Lotus Wiper Attack Targets Venezuelan Energy Firms, Utilities

Kaspersky Lab has identified a previously unknown wiper, dubbed Lotus Wiper, used in a December 2025 attack against Venezuelan energy firms and utilities, relying on living-off-the-land techniques to disable defenses before destroying data.

Kaspersky Lab has analyzed a previously unknown wiper malware, dubbed Lotus Wiper, used in a December 2025 attack targeting Venezuelan energy firms and utilities. The attack relied heavily on living-off-the-land (LOTL) techniques and two batch scripts to disable defenses before deploying the wiper, which deletes recovery mechanisms, overwrites physical drives, and systematically destroys files. The payload targeted Petróleos de Venezuela SA (PDVSA), and the wiper samples were compiled in late September 2025. No additional samples have been found in other attacks.

The software was found on a publicly available resource and uploaded in December 2025. It used two batch scripts to coordinate the attack throughout the target's network, undermine system defenses, and hobble incident response. That was all a prelude to the final step: executing the previously unknown wiper program, Lotus Wiper, according to an analysis published by Kaspersky Lab. The samples were originally compiled in late September 2025, and the company has not found any additional samples as part of other attacks.

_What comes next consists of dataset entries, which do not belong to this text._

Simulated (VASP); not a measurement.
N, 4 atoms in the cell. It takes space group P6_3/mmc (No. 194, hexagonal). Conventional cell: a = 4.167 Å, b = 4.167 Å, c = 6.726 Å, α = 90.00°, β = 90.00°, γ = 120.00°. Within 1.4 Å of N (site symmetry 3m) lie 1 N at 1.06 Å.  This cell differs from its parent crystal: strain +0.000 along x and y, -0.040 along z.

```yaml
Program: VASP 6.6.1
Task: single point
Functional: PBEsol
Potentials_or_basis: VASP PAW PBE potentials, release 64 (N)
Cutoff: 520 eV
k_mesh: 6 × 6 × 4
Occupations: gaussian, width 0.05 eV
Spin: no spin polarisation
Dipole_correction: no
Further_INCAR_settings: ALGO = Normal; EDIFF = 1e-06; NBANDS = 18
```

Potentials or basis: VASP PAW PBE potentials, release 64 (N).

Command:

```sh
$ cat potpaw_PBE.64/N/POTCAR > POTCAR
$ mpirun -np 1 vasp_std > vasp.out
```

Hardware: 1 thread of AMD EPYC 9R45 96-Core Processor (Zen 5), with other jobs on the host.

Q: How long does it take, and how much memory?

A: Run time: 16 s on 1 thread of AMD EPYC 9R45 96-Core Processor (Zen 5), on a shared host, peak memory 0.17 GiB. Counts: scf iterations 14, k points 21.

Lotus Wiper is effective at destroying system data and disrupting operations. The wiper removes recovery mechanisms, overwrites the content of physical drives, and systematically deletes files across affected volumes, ultimately leaving the system in an unrecoverable state, the cybersecurity firm's researchers stated in their analysis. The attack is the latest destructive malware campaign targeting critical infrastructure, with Venezuelan energy companies and utilities the latest victims of data-wiping cyberattacks linked to real-world conflicts between nations.

In 2012, Saudi Arabia's state-owned oil-and-gas giant Saudi Aramco had 30,000 systems locked by the Shamoon data-wiping malware, an act attributed to Iran. The 2017 NotPetya attacks started in a Ukrainian provider of accounting software before spreading worldwide. Both Russia and Ukraine appear to have traded wiper-based cyberattacks following Russia's original seizure of Crimea in 2014 and its ongoing invasion of Ukraine, which started in 2022. Earlier this year, researchers attributed a wiper attack against Poland's power grid in late December to the Russian Sandworm group.

That's two different wiper attacks against critical infrastructure in the same months, says Collin Hogue-Spears, senior director of solution management at Black Duck, an application-security firm. "Different actors, different regions, same intent," he says. Kaspersky Lab did not attribute the Lotus Wiper attack to any actor nor identify the victim, and the company declined further comment on its research or the source of the attack.

However, the timing of the Lotus Wiper matches a cyberattack on Petróleos de Venezuela SA (PDVSA), the state-run oil-and-gas firm that suffered disruption in December following an alleged ransomware attack on Dec. 13. The company blamed the US for the attack and claimed that its operations were not affected, but independent reporting detailed that the loading of petroleum onto tankers had stalled. "This act of aggression adds to the public strategy of the US government to seize Venezuelan oil by force and piracy," the company stated in a Dec. 15 communique. "The working class of the hydrocarbon industry has faced attacks of this nature in the past. It was precisely their commitment, expertise, and loyalty that made it possible to detect and neutralize this new attack."

The company's domain, pdvsa.com, was part of the payload of the files, designating it as the targeted organization, adds Black Duck's Hogue-Spears. It's unsurprising that wiper attacks have become a go-to cyber weapon for a variety of nation-state conflicts, because the destructive attacks are an easy way to turn initial access into physical consequences, says Jimmy Wylie, a distinguished malware analyst at Dragos, an industrial and OT cybersecurity firm. "The Venezuelan attack is a continuation of a larger trend of threat groups relying on cheap but effective techniques," he says. "Wiper malware simply gets the job done with minimal development time."

On the other hand, the actors in the Lotus Wiper attack showed significant patience to map out their target's infrastructure and networks, a problem for poorly funded security teams, such as those in critical infrastructure, says Jacob Krell, senior director of secure AI solutions at Suzu Labs, a cybersecurity services firm. "Many critical energy and utilities organizations remain ill-prepared for the capabilities of a well-resourced nation-state actor," he says. "Lotus Wiper operators dwelled in the environment for months, staging binaries and preparing the terrain before executing the destructive phase. That dwell time reveals the gap."